The Face of Love is an Ugly Thing...
If there is something good to say about Beastly, it is that is that the story made a good effort to update the fable of Beauty and the Beast. For that, I can't fault it. For everything else, I can.
Since Beastly is an update of Beauty and the Beast (based on the young adult book by Alex Flinn), we pretty much know the story. Kyle (Alex Pretty...I mean, Pettyfer) is a rich and arrogant young man, breathtakingly beautiful on the outside but a rotten person on the inside. His narcissism and vanity irritate fellow classmate Kendra (Mary-Kate Olsen) while merely puzzling another classmate, Lindy (Vanessa Hudgens). Kyle, however, doesn't have it all perfect: his father Rob (Peter Krause) is a prime-time anchor perhaps even more narcissistic than Kyle with whom he doesn't have the best of relations. After Kyle humiliates , she puts a curse on him, turning him into a revolting-looking man. If he does not find someone to love him for himself, beyond his appearance, he will be cursed to look like that, forever. The shame of it forces him to hide, and his father opts to put him up in a lavish penthouse...and as far away from people (and himself) as possible. Kyle's only companions are Jamaican housekeeper Zola (Linda Gay Hamilton) and tutor Will (Neil Patrick Harris), who is conveniently blind.

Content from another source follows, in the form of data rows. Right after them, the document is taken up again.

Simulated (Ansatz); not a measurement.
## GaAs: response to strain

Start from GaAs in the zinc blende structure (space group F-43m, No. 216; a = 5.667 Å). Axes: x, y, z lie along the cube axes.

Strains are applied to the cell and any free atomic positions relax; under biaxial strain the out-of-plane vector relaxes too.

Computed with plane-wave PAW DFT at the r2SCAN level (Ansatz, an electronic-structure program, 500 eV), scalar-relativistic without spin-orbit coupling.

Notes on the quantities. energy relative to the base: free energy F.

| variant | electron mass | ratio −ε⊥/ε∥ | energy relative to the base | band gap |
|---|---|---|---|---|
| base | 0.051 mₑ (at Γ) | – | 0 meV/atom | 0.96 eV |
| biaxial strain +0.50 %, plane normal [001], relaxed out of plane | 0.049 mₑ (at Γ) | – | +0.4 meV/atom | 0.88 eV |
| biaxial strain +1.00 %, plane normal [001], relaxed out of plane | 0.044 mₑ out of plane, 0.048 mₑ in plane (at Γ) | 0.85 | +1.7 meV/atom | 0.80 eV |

Kyle soon starts stalking Lindy, since she was the only one to show him any kindness. Plot contrivances bring them together: her father is involved with some shady business, and after Kyle's actions lead to the thug's brother's death, Lindy has to stay with Kyle for her own protection. She at first wants to stay with her father, but eventually settles in. She gets to know Kyle (calling himself 'Hunter') and a friendship develops. Eventually, Kyle falls in love with Lindy, but plot contrivances force her to leave. Kyle, no longer caring about his appearance, goes to Lindy before she leaves for Machu Picchu, and they confess their love. Right on time: not only is he restored to the gorgeous young man he was before, but Zola magically gets green cards for her children to come to America and Will gains his sight.
I suppose Beastly could have been a bit of harmless fun, except that we get such awful performances and a weak and rushed script from writer/director Daniel Barnz. All we have to do is look at our two leads to see where Beastly went wrong.
Pettyfer and Hudgens are so stiff and forced and unnatural throughout the film. Again and again, every time they were on screen together they not only looked uncomfortable but they make audiences uncomfortable. There was an effort to make Kyle slightly sympathetic through his relationship (or lack thereof) with his father, but these efforts fell flat not just because we don't see them spend much time together but because especially Pettyfer was never able to express any emotion whatsoever. Surprisingly, Krause (whom I consider a competent actor) couldn't either.
Hudgens did herself no favors in Beastly either. She was thoroughly expressionless throughout the film. It was actually painful to watch Hudgens and Pettyfer not act. Olsen (who looked like she was channeling Helena Bonham Carter through her wardrobe) was not threatening but almost comical in her witchcraft.
In fact, the only real performance was from Harris, but he had the benefit of being a bit of the comic relief. Will was the only character who was allowed any sense of fun, always ready with a witty remark on the situations. I think this may be one of the reasons why Beastly just did not work: there was simply just too much effort in trying to make things romantic when the end result was really lifeless.
And it wasn't just the performances that were lifeless and dull: the story itself, despite being one people would be familiar, was so sluggish with neither the urgency of Kyle's situation or the relationship between Lindy and Kyle being of enough interest for us to care whether either would be resolved.
I'd also like to point out a few things that displeased me. First, when on Halloween (when Kyle's appearance wouldn't appear odd) we're suppose to believe that his ex-girlfriend Sloan (Dakota Johnson) would recognize Kyle's voice but Lindy wouldn't? Finally, some of the sets looked just like sets: whatever magic one could have had with the supernatural/romantic elements in Beastly were utterly lost.
The biggest failure of Beastly was to have two leads that were not compelling, not interesting, and sadly, not acting. Hudgens may yet be an actress (I certainly thought she did a good job in the High School Musical films), while Pettyfer has yet to be good in anything (granted, I've only seen him in I Am Number Four--and in both films he was very dull, lethargic, and flat). If anything went wrong with Beastly, the fault lies on their beautiful shoulders.
Beastly isn't an ugly film, just a boring one. It is so boring even the leads didn't show any interest, and in the end, no one else really will.